How an Actor Plays Poker with Michael Greco: Part Two
Table Of Contents
In the first part of our discussion with one of Britain’s most popular actors, Michael Greco spoke about the difference between stage-fright and feature table nerves, how to hide emotion and his latest on-stage appearance in the West End hit, The Greater Game. Now, Greco delves into the way actors control many parts of their poker game, starting with one of the toughest of all - concealing that face that reveals so much on screen with every slight movement.
Controlling Emotions, Reading People
Most would appreciate the skills that actors have in really becoming a character and selling a plot to the viewers, but as Greco points out, some of the nuance may be lost on non-actors.
“People don’t realize that there’s a big difference between acting in a film or acting on TV. They’re both on screen, so to many people, it should be the same, but it’s not. When someone goes to see you in a film, on a huge cinema screen, the slightest move of your lip or your eye is going to be seen. On TV it’s a little bit bigger than it would be on film because a TV is between 12 inches and 50 inches.
"On film, you have to bring it down a lot more. The worst thing any actor can do is to overact. You can tell a good actor because he’s in control of his face and emotions. It’s the same with poker. You can tell a good poker player a mile off.”
"It’s the same with poker. You can tell a good poker player a mile off.”
Being aware of what the other players can see is a huge part of poker, so does being a screen actor of many years give someone like Greco an advantage in that he knows exactly how he will come across to anyone viewing him?
“Some players you can’t read at all. It’s incredible how they can conceal everything. You have to rely on your instincts. Your first instinct in everything, not just poker, is normally the right one, but you can talk yourself out of it. It’s 50/50 - you’re either right or you’re wrong. Poker is about winning those races, but it’s 50/50 on whether you think someone’s bluffing or not. If you’re winning those decisions, then you’re going to win money.”

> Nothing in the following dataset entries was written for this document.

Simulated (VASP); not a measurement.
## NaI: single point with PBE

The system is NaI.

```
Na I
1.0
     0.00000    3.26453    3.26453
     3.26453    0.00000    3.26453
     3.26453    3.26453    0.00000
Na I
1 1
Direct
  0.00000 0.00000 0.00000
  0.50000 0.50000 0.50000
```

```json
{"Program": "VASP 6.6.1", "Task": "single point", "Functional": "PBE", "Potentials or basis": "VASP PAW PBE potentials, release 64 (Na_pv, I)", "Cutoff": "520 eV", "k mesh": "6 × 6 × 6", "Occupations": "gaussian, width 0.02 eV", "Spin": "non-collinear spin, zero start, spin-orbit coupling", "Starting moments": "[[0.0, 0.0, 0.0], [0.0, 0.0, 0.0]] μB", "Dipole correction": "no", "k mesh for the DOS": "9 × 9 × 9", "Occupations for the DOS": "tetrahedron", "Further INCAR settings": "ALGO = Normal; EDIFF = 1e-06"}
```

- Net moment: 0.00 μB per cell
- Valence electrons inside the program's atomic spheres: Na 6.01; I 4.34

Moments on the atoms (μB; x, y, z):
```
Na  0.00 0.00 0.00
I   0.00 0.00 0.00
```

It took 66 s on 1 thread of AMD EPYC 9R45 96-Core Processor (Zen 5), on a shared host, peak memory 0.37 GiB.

False Tells, Concealing Tells
For some time, Greco was a fan of using false tells, especially when playing cash games in Las Vegas. But he’s since had a change of heart as to the value of putting false moves out there as opposed to concealing as much as he can.
“It’s difficult to know which opponents to try [false tells] on unless you’ve been sat at the table for a while. I put in false tells in Las Vegas playing cash games and a lot of tournaments. I’m an actor - I’m able to do that. I found it a bit tedious and felt it was better for me to be completely unreadable in every situation. It was just too much effort to pretend and if I’m going to sit there for 10 hours, I think after a while they’re going to know."
"I just wanted to be completely dormant. That for me is the best poker player."
For Greco, it's also a matter of any given player's personality when it comes to what works best at the tables. He contrasts himself and the 'Welsh Wizard' as an example.
"I just wanted to be completely dormant. That for me is the best poker player. You get certain poker players like Roberto Romanello who’s fantastic and who can talk someone into doing something or not. But I’m not that type of player. We have a lot in common because we’re both from Italian families and he’s a great guy, one of the guys I miss from the poker world.”
Taking Gambling Knowledge to the Screen
Just in talking to Greco about poker games he’s been in brings up a huge amount of fondness he still has for the game, and recently, he's found a way to combine two worlds he knows well. Greco has recently put pen to paper and turned scribe on a new television pilot exploring the vagaries of gambling.
“I’ve written a TV pilot about gambling. I’ve dabbled with horses and football betting since I was a young kid, and my dad liked to gamble with small stakes. There’s nothing on TV or Netflix like it. It’s a cross between The Color of Money and Quantum Leap. The pilot talks about how this young kid, our hero, is an incredible magician who can deceive people in many ways. I’ve written a scene in the pilot where the main character can manipulate a poker game as the dealer to deal certain hands to people. We just need to raise funds now to make the pilot. I think if it does well, it’s perfect for Netflix.”
"There’s nothing on TV or Netflix like it. It’s a cross between The Color of Money and Quantum Leap."
Could Greco’s knowledge of poker be bringing him full circle in penning a television series that reflects the true nature of poker to audiences? It’s rarely been done before.
“They don’t often get it right, and it’s infuriating to people in the poker business, because we know that wouldn’t happen in real life. They don’t get advisers or do research. I believe John Duthie was the adviser for the remake of Casino Royale. The way the hand was dealt out is possible. You get stuff in certain naff episodes about poker and think, ‘Well, that’s ridiculous,’ but the general public doesn’t know that. There haven’t been many successful films written about poker.”
If Greco can put together the Netflix series that cracks poker, then he may be onto the next big thing on the small screen. Until then, he knows exactly where to go between acting jobs if he wants to reach the exhilaration of another final table in a major tournament. Because that’s the thing about Michael Greco - he's adept at coming alive on the biggest stages.